On October 3rd, 1863, during the middle of one of the bloodiest civil wars in world history, President Abraham Lincoln issued a proclamation declaring that the third Thursday in November be “a day of Thanksgiving and Praise to our beneficent Father who dwelleth in the Heavens. And I recommend to them that while offering up the ascriptions justly due to Him for such singular deliverances and blessings, they do also, with humble penitence for our national perverseness and disobedience, commend to His tender care all those who have become widows, orphans, mourners or sufferers in the lamentable civil strife in which we are unavoidably engaged, and fervently implore the interposition of the Almighty Hand to heal the wounds of the nation and to restore it as soon as may be consistent with the Divine purposes to the full enjoyment of peace, harmony, tranquillity and Union.”
Here was a nation being torn a part by war but yet determined to give thanks for all of the blessings that God had bestowed. Truly remarkable when you think about it.
Thanksgiving has come to mean many things to many people. For some, it’s a time to go off our diets and enjoy the wonderful food associated with the season. For others, it’s a time to watch a great game or do some holiday shopping. And for many, it’s a time to reconnect with family and friends that we don’t get to see on a regular basis.

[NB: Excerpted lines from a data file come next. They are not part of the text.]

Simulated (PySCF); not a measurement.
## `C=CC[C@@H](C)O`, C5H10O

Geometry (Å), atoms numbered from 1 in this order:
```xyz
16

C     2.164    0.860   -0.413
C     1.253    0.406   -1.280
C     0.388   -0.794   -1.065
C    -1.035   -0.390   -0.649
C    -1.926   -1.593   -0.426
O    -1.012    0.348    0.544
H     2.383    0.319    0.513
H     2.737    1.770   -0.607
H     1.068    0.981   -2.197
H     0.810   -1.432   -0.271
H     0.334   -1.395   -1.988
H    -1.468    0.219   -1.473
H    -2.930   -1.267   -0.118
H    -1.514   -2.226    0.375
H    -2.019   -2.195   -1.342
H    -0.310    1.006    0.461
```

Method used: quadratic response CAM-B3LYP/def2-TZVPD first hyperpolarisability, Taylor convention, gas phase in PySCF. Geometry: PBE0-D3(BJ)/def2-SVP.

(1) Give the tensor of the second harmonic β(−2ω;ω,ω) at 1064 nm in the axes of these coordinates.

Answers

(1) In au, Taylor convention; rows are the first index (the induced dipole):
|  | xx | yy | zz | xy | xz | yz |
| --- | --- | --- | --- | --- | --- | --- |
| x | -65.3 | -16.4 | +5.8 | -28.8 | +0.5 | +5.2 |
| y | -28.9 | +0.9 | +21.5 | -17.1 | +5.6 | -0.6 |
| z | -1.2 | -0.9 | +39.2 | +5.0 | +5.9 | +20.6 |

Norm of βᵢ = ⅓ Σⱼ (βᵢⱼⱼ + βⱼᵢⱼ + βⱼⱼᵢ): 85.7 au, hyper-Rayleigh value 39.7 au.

For me, it’s all those things but above all, it is, as Lincoln said, a time to be thankful for all the blessings that have been bestowed to us. Even if you don’t believe in God or subscribe to any organized faith, we can all certainly appreciate all that we have in life. And in doing so, it’s almost impossible not to think about those who are perhaps less fortunate than we.
I think about our seniors in our Albany County Nursing home, some of whom have no family or friends to be by their side. I think of our men and women in the armed forces who will be spending yet another holiday away from their families. I think of the addicted, the afflicted and the homeless. I think about children that go to bed hungry every night and their parents who struggle to provide the basics of life.
I think about those who are going through difficult times in general, perhaps someone who has lost a loved one or perhaps lost a job. I pray that they have the ability to see beyond the darkness and to focus in on all that is good in their lives.
And I think about all those who will be working on Thanksgiving so that the rest of us can enjoy a wonderful holiday, especially our police officers, firefighters and ems workers.
So as we come to the beginning of another holiday season and as we gather with friends and family, let’s ask ourselves what it is we have to give thanks for. For me, I am thankful for my wife, children, family and friends. I am thankful that we are all healthy and have a beautiful home to enjoy. Because at the end of the day, isn’t that what’s truly important?
I wish all of you a most happy and healthy Thanksgiving.